Here’s some background on the 18-19th Century rabbi the Hatam Sofer.
Professor Marc B. Shapiro blogs: The Hatam Sofer is often portrayed as both a religious extremist as well as lacking a critical sense. The first assumption, that he was an extremist, is absolutely false and is a creation of the nineteenth-century Reformers. I won’t go into it here, but suffice it to say that the Hatam Sofer was often a very lenient posek, the exact opposite of what people mean by “extremism”.

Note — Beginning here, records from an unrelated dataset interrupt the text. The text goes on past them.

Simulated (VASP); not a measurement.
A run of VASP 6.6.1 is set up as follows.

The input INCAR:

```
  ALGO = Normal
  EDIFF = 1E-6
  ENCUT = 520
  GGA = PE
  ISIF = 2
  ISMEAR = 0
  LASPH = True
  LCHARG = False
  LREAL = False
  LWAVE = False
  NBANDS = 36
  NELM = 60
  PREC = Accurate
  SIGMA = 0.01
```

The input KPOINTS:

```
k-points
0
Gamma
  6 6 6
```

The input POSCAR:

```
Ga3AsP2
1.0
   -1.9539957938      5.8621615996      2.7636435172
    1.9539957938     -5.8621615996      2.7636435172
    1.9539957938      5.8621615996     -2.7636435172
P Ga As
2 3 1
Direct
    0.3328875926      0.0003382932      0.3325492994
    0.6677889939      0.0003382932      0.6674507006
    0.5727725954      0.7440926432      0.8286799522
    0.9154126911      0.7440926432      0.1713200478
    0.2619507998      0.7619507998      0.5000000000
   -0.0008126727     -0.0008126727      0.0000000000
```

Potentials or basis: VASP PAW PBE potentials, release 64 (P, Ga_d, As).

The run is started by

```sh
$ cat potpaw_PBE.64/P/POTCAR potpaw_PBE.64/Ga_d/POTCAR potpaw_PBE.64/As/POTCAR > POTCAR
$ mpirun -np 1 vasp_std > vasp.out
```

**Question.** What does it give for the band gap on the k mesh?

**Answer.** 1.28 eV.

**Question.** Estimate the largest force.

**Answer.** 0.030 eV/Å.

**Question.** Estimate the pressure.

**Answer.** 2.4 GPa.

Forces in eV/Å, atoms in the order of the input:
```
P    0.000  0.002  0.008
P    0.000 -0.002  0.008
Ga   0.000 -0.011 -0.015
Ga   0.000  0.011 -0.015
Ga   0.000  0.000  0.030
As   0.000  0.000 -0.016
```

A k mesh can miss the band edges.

As for not having a critical sense, this too is false. I am not saying that he viewed matters as did R. Zvi Hirsch Chajes or R. Solomon Judah Rapoport,[17] but the quotation from Neusatz shows that the Hatam Sofer was much more complex than he was caricatured by his opponents. There are numerous examples that could be cited to illustrate this. In Limits of Orthodox Theology I mentioned that the Hatam Sofer leaned towards Ibn Ezra’s view that the entire last chapter of Deuteronomy was not written by Moses. He also wondered whether the Targum on Ruth was of Sadducean origin.[18] Another example relates to what was discussed in this post regarding the Jerusalem Talmud’s view that there is a mistake in the book of Jeremiah. (I neglected to mention that the J. Talmud there also states that there is a mistake in the book of Ezekiel.) According to the Hatam Sofer, the mistake in our book of Jeremiah is due to an erroneous emendation that dates back to biblical times.[19]